On the trial in the circuit court, the plaintiff gave in evidence its patent, and, to show the date of the location of the lode claim by the defendants, produced the certificate of their location. This certificate is dated January 2, 1883, and alleges a location made on that day upon a discovery of the same date.
To establish the existence of the lode claimed by the defendants, the testimony of four witnesses was introduced. One of them, Leonhardy, was allowed to testify, against the objection of the plaintiff, as to the existence of various lodes in the
vicinity of the placer claim of William Moyer and the placer claim of Wells and Moyer, and of the character of their underground workings. He was also permitted, under like objection, to give the statements of one Stevens, made to him years before, as to the latter's opinion then of the existence of a large body of mineral wealth under the surface of the country "round about there," although his interest in the premises in controversy was only acquired by purchase with Leiter from the owners of the placer claim after they had applied for a patent, and the statements were not made in the hearing of such owners. Testimony of this character was, in my judgment, clearly inadmissible. The testimony of Sullivan, one of the locators of the lode in suit, only went to the character of that lode, the extent to which a shaft had been sunk, its developments, and also as to the existence of other lodes in the vicinity of the placer claim. There was not a particle of evidence from any source showing that the vein or lode located by the defendants was known to exist at the date of the application for the placer patent, much less that its existence was brought to the knowledge of the patentee. Its location was nearly five years after the application for the placer patent, and nearly four years after the patent was issued. The existence of the Mike tunnel and its extension within the boundaries of the Moyer placer claim (not the placer claim involved in this case) can have no bearing upon the questions presented, even if there had been at any time discovered within that tunnel valuable mineral of sufficient extent to justify the expenditure of time and money for its development.

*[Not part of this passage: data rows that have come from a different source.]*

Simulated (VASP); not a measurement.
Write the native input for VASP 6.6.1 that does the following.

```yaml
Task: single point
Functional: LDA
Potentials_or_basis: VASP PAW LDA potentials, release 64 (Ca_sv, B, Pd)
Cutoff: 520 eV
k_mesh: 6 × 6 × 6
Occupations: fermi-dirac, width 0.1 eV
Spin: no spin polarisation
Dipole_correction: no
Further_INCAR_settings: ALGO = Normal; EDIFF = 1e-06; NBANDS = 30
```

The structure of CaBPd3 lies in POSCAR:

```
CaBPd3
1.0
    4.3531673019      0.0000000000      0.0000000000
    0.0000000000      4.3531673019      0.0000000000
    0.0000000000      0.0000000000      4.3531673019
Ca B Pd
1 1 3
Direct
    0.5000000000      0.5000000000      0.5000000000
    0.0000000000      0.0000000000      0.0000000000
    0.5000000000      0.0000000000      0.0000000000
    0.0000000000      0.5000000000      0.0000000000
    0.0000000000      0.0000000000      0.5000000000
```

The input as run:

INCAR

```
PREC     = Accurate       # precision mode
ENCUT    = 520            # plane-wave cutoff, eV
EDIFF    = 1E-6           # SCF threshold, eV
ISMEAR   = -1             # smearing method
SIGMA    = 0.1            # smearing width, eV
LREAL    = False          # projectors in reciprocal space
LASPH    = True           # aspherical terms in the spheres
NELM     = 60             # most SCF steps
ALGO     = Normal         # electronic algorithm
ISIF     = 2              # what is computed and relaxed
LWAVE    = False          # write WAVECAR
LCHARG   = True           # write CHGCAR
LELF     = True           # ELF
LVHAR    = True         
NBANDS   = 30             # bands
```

Upon the close of the testimony, the court instructed the jury that the plaintiff was entitled to recover, the defendants' location not having been made until after the patent was issued, and directed them to find a verdict in its favor. They accordingly found such verdict, and the question before this Court is as to the correctness of this instruction.
Exceptions to the operation of the patent are founded upon section 2333 of the Revised Statutes, which is as follows:
"Where the same person, association, or corporation is in possession of a placer claim, and also a vein or lode included
within the boundaries thereof, application shall be made for a patent for the placer claim, with the statement that it includes such vein or lode, and in such case a patent shall issue for the placer claim, subject to the provisions of this chapter, including such vein or lode, upon the payment of five dollars per acre for such vein or lode claim, and twenty-five feet of surface on each side thereof. The remainder of the placer claim, or any placer claim not embracing any vein or lode claim, shall be paid for at the rate of two dollars and fifty cents per acre, together with all costs of proceedings, and where a vein or lode, such as is described in section twenty-three hundred and twenty, is known to exist within the boundaries of a placer claim, and application for a patent for such placer claim which does not include an application for the vein or lode claim shall be construed as a conclusive declaration that the claimant of the placer claim has no right of possession of the vein or lode claim; but where the existence of a vein or lode in a placer claim is not known, a patent for the placer claim shall convey all valuable mineral and other deposits within the boundaries thereof."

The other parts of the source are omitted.